2018: A Tale of Two Parties
The partisan gap between the number of seats Democrats and Republicans will defend in 2018’s U.S. Senate and gubernatorial races is at its largest in more than half a century
Much has been made about the missed opportunity by Democrats to win back the U.S. Senate in 2016 – gaining only two of the five seats they needed to claim a majority – particularly in light of the brutal electoral map the party now faces in 2018.
Next year Democrats will need to defend 23 of the 34 seats on the ballot for the nation’s upper legislative chamber, plus two other seats held by independents currently caucusing with the party.
Many of these seats are in purple or red states where Republicans are hoping victories will increase their advantage (most notably Joe Donnelly in Indiana, Claire McCaskill in Missouri, Jon Tester in Montana, Heidi Heitkamp in North Dakota, Sherrod Brown in Ohio, and Joe Manchin in West Virginia).
These 23 seats mark the largest number of Democratic U.S. Senate seats on the ballot since the disastrous 1980 cycle when the party had to protect 24 (and lost 12 of them).
But that fact is not quite as noteworthy as to what will simultaneously be happening at the top of the ticket in three dozen states.
Republicans will have to defend 26 of 36 gubernatorial races in 2018 – the largest number at stake for the GOP in more than half a century.
Taken together, next year’s elections will present a unique partisan landscape for the country.
Smart Politics examined the last 27 election cycles since 1964 and found that the 31-seat gap between the number of seats Democrats and Republicans need to defend in U.S. Senate and gubernatorial races in 2018 is the largest in more than half a century.
With the addition of Alabama’s special election on the ballot next year, Democrats will defend 14 more U.S. Senate seats than Republicans (23 to 9). Independents Angus King of Maine and Bernie Sanders of Vermont are also up for reelection.
Meanwhile, Republicans will defend 17 more gubernatorial seats than the Democrats (26 to 9) for a 31-seat partisan differential in races for these two high profile offices.
This is a highly unusual scenario, with the average partisan seat gap during the previous 27 cycles coming in at less than one-third this level at 8.7 seats, including 9.7 seats during the last 13 midterms since 1966.
In 15 of the 27 election cycles since 1964, the same party had to protect more seats in both gubernatorial and U.S. Senate races.
Democrats held more seats than Republicans in races on the ballot for both offices in 12 of these cycles (1964, 1966, 1968, 1974, 1976, 1978, 1980, 1982, 1994, 2004, 2010, 2012) with Republicans having more in three (1984, 2002, 2006).
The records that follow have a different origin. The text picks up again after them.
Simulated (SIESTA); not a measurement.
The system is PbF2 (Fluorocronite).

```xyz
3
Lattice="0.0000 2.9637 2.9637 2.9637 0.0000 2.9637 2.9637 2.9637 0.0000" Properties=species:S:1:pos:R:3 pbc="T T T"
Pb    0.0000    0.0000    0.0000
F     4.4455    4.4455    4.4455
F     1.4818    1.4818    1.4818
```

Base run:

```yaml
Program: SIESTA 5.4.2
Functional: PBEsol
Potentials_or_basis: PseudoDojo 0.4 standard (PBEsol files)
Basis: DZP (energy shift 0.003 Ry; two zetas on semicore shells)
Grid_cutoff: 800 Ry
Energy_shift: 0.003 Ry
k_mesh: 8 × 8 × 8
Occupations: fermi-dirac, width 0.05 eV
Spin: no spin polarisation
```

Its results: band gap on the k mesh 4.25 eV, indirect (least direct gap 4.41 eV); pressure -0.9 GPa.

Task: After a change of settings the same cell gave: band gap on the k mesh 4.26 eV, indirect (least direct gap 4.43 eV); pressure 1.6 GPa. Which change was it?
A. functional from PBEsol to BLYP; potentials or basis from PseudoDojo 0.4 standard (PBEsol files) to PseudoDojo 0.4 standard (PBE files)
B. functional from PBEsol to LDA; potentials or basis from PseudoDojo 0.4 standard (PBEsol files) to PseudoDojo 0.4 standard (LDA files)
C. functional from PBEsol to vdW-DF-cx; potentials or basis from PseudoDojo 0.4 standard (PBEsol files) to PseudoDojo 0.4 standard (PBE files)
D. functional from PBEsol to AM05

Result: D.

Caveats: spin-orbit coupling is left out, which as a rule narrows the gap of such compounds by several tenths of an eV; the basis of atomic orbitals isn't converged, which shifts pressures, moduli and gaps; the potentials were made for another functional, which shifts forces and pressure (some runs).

As for the remaining cycles in which the two major parties were each faced with defending a majority of the seats up for election for one of these two offices, the largest previous partisan gap during the 50+ year period under analysis was 28 seats – in 1970 and 1986.
In 1970, Democrats had to protect 25 of 35 U.S. Senate seats (+15) while Republicans defended 24 of 35 gubernatorial seats (+13).
In 1986, a total of 22 of the 34 U.S. Senate seats on the ballot were held by Republicans (+10) while Democrats had to defend 27 of 36 states with gubernatorial races (+18).
Due to the staggered nature of elections for these two offices (with Senate races taking place every six years and most gubernatorial contests every four years), from time to time the two major parties each end up having more seats to protect for one office or the other.
This can occur when alternating partisan waves take place in back-to-back cycles.
For example, in 1970 the large partisan gap that cycle was brought about by Democrats riding the large wave of support for Lyndon Johnson in 1964 en route to winning 28 of 35 U.S. Senate seats. Republicans, meanwhile, subsequently won 23 of 35 gubernatorial elections during the 1966 GOP tsunami.
Likewise, the 1986 election came on the heels of Republicans picking up 12 U.S. Senate seats during the Reagan Revolution of 1980 (claiming 22 of 34 seats) and Democrats responding with a notable wave of their own in 1982 (winning 27 of 36 gubernatorial contests).
As for 2018, there will be plenty of opportunities for pick-ups.
Of the 70 U.S.Senate and gubernatorial races to be held next year across 47 states, 23 states will hold elections for both contests.
In nine of these 23 states, there is a different incumbent party for each office: Florida, Maine, Maryland, Massachusetts, Michigan, New Mexico, Ohio, Vermont, and Wisconsin all have GOP held gubernatorial seats with Democratic (or Democratic-caucusing) U.S. Senators up for reelection.
Seven states currently have Democratic incumbents in each office (California, Connecticut, Hawaii, Minnesota, New York, Pennsylvania, Rhode Island) while Republicans hold both offices in seven other states (Alabama, Arizona, Nebraska, Nevada, Tennessee, Texas, Wyoming).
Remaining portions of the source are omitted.